Britain can still seal a trade deal with the EU – but only if Brussels ‘gets real’, chief Brexit negotiator Lord Frost says following weeks of deadlock
- Lord Frost raised hopes of breakthrough, describing talks as ‘relatively positive’
- No10 confirms EU negotiators had backed away from threats of a food blockade
- It follows Labour’s accusation that ministers oversaw ‘carnival of incompetence’
Britain can still ‘very much’ seal a trade deal with Brussels but only if the EU gets real, the UK’s chief Brexit negotiator said last night.
Lord Frost appeared to raise hopes of a last-minute breakthrough, saying the past two weeks of informal talks ‘have been relatively positive’.
The message came as No 10 confirmed that EU negotiators had backed away from threats of a food blockade on Northern Ireland.
But it also comes just 24 hours after reports that the chances of a trade deal by next month’s EU summit deadline were no better than 50/50.
Britain can still ‘very much’ seal a trade deal with Brussels but only if the EU gets real, the UK’s chief Brexit negotiator Lord Frost, pictured, said last night
Lord Frost is due to travel to Brussels this week for further talks with EU counterpart Michel Barnier, pictured
It also follows Labour’s accusation that Ministers were responsible for a ‘carnival of incompetence’ after admitting that to avoid gridlock, some EU-bound lorries may be banned from entering Kent once the UK leaves the customs union and Single Market on December 31 if they do not have the correct documentation.

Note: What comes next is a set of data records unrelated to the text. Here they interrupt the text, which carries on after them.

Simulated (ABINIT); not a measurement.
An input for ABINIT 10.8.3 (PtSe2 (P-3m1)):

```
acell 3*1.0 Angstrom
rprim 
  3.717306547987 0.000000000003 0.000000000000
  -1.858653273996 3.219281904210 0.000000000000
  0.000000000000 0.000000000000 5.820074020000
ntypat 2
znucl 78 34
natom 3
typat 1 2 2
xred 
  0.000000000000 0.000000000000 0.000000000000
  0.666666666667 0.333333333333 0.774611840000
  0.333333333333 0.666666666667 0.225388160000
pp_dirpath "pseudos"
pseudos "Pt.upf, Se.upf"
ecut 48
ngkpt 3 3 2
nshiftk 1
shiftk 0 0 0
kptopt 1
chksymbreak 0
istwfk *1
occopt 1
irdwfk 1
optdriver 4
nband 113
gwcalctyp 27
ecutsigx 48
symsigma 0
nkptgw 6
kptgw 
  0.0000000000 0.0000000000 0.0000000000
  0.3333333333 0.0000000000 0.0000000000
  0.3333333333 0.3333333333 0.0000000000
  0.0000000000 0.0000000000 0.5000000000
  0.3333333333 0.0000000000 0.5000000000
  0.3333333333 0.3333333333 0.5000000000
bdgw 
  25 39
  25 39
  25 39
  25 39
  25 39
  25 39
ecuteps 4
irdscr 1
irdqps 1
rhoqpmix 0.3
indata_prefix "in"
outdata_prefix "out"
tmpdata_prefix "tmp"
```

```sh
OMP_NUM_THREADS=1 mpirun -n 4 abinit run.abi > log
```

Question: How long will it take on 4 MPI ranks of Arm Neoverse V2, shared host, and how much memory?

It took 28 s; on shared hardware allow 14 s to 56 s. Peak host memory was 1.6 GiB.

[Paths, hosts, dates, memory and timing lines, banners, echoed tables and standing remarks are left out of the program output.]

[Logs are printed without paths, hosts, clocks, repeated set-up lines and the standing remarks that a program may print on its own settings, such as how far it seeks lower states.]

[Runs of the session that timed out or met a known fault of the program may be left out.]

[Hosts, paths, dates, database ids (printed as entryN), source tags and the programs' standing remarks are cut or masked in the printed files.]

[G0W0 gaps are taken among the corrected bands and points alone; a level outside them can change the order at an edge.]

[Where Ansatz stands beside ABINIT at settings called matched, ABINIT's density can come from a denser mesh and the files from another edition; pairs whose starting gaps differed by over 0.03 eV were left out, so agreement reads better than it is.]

And in a statement released last night, Lord Frost – due to travel to Brussels this week for further talks with EU counterpart Michel Barnier – made clear there were gaps still to be bridged.
He said: ‘An agreement is still very much possible, but equally very far from certain. The last two weeks of informal talks have been relatively positive, but there remains much to be done, and time is short.’
Lord Frost reaffirmed that from the beginning the UK had been saying ‘we simply want a standard free trade agreement like Canada’s’ but ‘we continue to be asked to accept provisions which do not reflect the reality of the change which our exit from the EU brings’.
He added: ‘If the gaps in these areas are to be bridged, the EU still needs to scale back more of its unrealistic ambitions and work on more realistic policy positions.’